The Great Indian Phone Book
How Cheap Mobile Phones Change Business, Politics and Daily Life
‘This superb new book reminds us how little we have explored the new landscape of opportunity, aspiration and, inevitably, disappointment that mobile phones have opened up in India’ — Pankaj Mishra, author of ‘Age of Anger’
Description
The cheap mobile phone is arguably the most significant personal communications device in history. In India, where caste hierarchy has reinforced power for generations, the disruptive potential of the mobile phone is even more striking than elsewhere.
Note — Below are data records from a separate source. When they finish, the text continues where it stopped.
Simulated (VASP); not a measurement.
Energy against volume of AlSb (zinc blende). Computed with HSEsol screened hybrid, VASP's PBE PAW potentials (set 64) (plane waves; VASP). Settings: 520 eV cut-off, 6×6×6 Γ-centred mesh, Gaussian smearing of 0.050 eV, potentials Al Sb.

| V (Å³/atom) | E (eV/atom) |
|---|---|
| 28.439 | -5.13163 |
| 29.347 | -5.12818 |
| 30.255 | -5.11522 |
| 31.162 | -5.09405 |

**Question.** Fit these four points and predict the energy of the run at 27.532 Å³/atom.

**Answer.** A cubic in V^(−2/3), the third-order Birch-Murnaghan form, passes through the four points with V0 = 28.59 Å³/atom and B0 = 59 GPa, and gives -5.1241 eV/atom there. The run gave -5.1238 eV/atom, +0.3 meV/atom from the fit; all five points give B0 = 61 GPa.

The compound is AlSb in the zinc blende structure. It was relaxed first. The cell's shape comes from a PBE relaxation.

In 2001, India had 35 million telephones, only 4 million of them mobiles. Ten years later, it had more than 800 million phone subscribers; more than 95 per cent were mobile phones. In a decade, communications in India have been transformed by a device that can be shared by fisherfolk in Kerala, boatmen in Banaras, great capitalists in Mumbai and powerwielding politicians and bureaucrats in New Delhi.
Village councils banned unmarried girls from having mobile phones. Families debated whether new brides should surrender them. Cheap mobile phones became photo albums, music machines and radios. Religious images and uplifting messages flooded tens of millions of phones each day. Pornographers and criminals found a tantalising new tool. In politics, organisations with cadres of truebelievers exploited a resource infinitely more effective than telegrams, postcards and the printing press for carrying messages to workers, followers and voters.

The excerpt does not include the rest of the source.